The iconoclastic choreographer Rocío Molina has coined her own artistic language based on a reinvented traditional flamenco style which respects its essence, but embraces the avant-garde. Radically free, she combines in her works: technical virtuosity, contemporary research and conceptual risk. Unafraid to forge alliances with other disciplines and artists, her choreographies are unique scenic events based on ideas and cultural forms ranging from cinema to literature, including philosophy and painting.

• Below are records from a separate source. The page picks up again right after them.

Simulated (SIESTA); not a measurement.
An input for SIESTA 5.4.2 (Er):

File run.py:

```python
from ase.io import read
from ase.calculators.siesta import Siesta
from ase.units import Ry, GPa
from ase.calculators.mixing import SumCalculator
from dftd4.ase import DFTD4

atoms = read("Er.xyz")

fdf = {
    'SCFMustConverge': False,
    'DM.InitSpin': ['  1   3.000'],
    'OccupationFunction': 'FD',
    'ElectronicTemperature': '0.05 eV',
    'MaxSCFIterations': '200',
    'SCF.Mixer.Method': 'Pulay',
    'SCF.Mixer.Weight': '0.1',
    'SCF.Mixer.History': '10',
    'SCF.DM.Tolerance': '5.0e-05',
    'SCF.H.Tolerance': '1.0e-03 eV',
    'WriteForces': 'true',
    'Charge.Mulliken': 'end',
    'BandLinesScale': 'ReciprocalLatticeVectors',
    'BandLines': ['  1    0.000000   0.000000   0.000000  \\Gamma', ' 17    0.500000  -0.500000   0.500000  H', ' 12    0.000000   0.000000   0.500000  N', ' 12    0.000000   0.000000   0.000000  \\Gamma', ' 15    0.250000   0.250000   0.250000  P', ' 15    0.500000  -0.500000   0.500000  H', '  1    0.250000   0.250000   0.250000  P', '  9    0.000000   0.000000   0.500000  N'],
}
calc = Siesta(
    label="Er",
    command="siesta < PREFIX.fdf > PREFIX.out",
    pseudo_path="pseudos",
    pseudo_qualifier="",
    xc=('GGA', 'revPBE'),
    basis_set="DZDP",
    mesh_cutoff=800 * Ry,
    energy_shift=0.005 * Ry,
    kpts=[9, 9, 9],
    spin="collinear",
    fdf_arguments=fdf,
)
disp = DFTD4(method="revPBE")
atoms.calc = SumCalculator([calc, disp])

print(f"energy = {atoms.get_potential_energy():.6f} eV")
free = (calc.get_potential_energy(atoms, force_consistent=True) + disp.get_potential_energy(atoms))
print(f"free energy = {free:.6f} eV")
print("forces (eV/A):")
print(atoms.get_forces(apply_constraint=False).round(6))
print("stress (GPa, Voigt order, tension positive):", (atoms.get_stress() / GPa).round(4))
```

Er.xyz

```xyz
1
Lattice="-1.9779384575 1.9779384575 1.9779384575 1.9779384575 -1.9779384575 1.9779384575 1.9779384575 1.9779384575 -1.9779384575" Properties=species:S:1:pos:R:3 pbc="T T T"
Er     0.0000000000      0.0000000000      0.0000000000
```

Rocío Molina, a restless dancer, was born in Malaga in 1984. She started to dance at the early age of three years old. At seven, she was outlining her first choreographies. At 17, she graduated with honors at the Royal Dance Conservatory in Madrid and became part of the cast of some professional companies with international tours.
At 22, she premiered Entre paredes, her first work, which was followed by many more self-creations, all of them with a thing in common: a curious and transgressor look at a flamenco style escaping from the well-trodden paths: El Eterno Retorno (2006), Turquesa como el limón (2006), Almario (2007), Por el decir de la gente (2007), Oro Viejo (2008), Cuando las piedras vuelen (2009), Vinática (2010), Danzaora y vinática (2011), Afectos 2012), Bosque Ardora (2014) and Caída del Cielo (2016).
At 26, the Ministry of Culture awarded her the Spanish National Award for Dance for “her contribution to the renewal of flamenco and for her versatility and strength as a performer capable of handling the most diverse registers with freedom and courage.” At 28, Mikhail Baryshnikov kneeled before her at the door of her dressing room at the New York City Center, after her outstandingly successful performance of Oro Viejo.
Since 2014, she has been an associated artist of the Chaillot NationalTheater in Paris, where in November 2016 Caída del Cielo,her last piece, premiered.
Rocío Molina, a versatile dancer, is one of the Spanish artists with greater international repercussion. Her flamenco pieces have been performed not only in popular and important theaters and festivals such as: Barbican Center in London, New York City Center, the Esplanade in Singapore, Festival de Otoño, Madrid en Danza, Seoul Performing Arts Festival, Dance Umbrella Festival in London, Flamenco Festival Düsseldorf, Mercat de les Flors in Barcelona, Chaillot Theatre in Paris and Bunkamura in Tokyo. But also in renowned temples of flamenco such as Seville’s Flamenco Biennial or Jerez Festival, just to mention some of them.
Throughout her career, not only has she worked with great national flamenco leading figures such as: María Pagés, Miguel Poveda, Chano Lobato, Pastora Galván, Manuel Liñán, Belén López, Manuela Carrasco, Antonio Canales or Israel Galván, but also with leading figures of contemporary performing arts, such as Carlos Marquerie, Mateo Feijóo or Sebastién Ramírez.
Her artistic research has been recognized with awards at a national and at an international level (Spanish National Award for Dance, Best Dancer Award in Seville Biennial, Giraldillo Award for Best Choreography, Flamenco Hoy Critic’s Choice Prize, Critics Choice Prize awarded by the Chair for Flamenco Studies in Jerez, Gold Medal awarded by the Province of Malaga, 2015 Max Award for the best choreography in Bosque Ardora, 2016 Dance National British Awards, Giraldillo Award for dance at Seville Biennial 2016) and with the unanimous praise of the audience and the critics: “A gifted and intelligent dancer” (EL MUNDO), “She’s like the nuclear power within an atom” (STANDARD), “An innate talent for the most racial dance” (El PAÍS), “She is the incarnated and urgent passion, almost red hot, that takes control of the body, that moves it and transfers it, spasm by spasm, and fills it with rage and beauty” (LA VANGUARDIA), ”One of the best flamenco dancers I’ve ever seen” (THE NEW YORK TIMES).